China’s manufacturing expanded for a fifth month in April & reduced pressure on policy makers for a further monetary easing. China’s statistics bureau and logistics federation said, the Purchasing Managers’ Index rose to 53.3 from 53.1 in March. The pick-up in the PMI indicates a further expansion in the manufacturing sector, although it was slightly below market expectations of 53.6 & that China may be strengthening from the slowest pace of growth in almost three years, reached last quarter.
The manufacturing output sub-index rose to 57.2 from 55.2 in March. Although new export orders edged up to 52.2 from 51.9 in March, the sub-index for all new orders slipped to 54.5 from 55.1, implying that domestic new orders remained weak.

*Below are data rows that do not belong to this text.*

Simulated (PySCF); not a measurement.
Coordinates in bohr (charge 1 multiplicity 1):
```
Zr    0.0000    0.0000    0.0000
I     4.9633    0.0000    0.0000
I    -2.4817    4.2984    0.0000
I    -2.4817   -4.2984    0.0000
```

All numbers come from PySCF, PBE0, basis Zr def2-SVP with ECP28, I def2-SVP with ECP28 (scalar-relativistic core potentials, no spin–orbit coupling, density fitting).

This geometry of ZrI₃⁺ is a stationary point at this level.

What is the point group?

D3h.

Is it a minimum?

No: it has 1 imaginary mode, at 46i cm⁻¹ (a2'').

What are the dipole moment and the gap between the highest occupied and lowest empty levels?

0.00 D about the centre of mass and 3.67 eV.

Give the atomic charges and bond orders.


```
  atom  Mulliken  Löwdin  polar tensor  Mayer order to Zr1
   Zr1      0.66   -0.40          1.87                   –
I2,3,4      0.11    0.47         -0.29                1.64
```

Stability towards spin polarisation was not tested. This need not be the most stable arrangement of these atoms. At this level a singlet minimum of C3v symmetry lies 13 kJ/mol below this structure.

China’s GDP expanded 8.1% in the first three months of 2012 from 8.9% in the previous three months — the fifth consecutive quarter of slowdown in the world’s second-largest economy, as authorities cracked down on property speculation and exports were hurt by Europe’s debt crisis. The pace will slow to 7.5% to 8.5% this year and next, as a euro-area recession curbs exports.
While large-scale manufacturers continue to report growth, small firms remain in contraction, the statistics bureau said. The tight credit conditions have disproportionately hit smaller and private companies.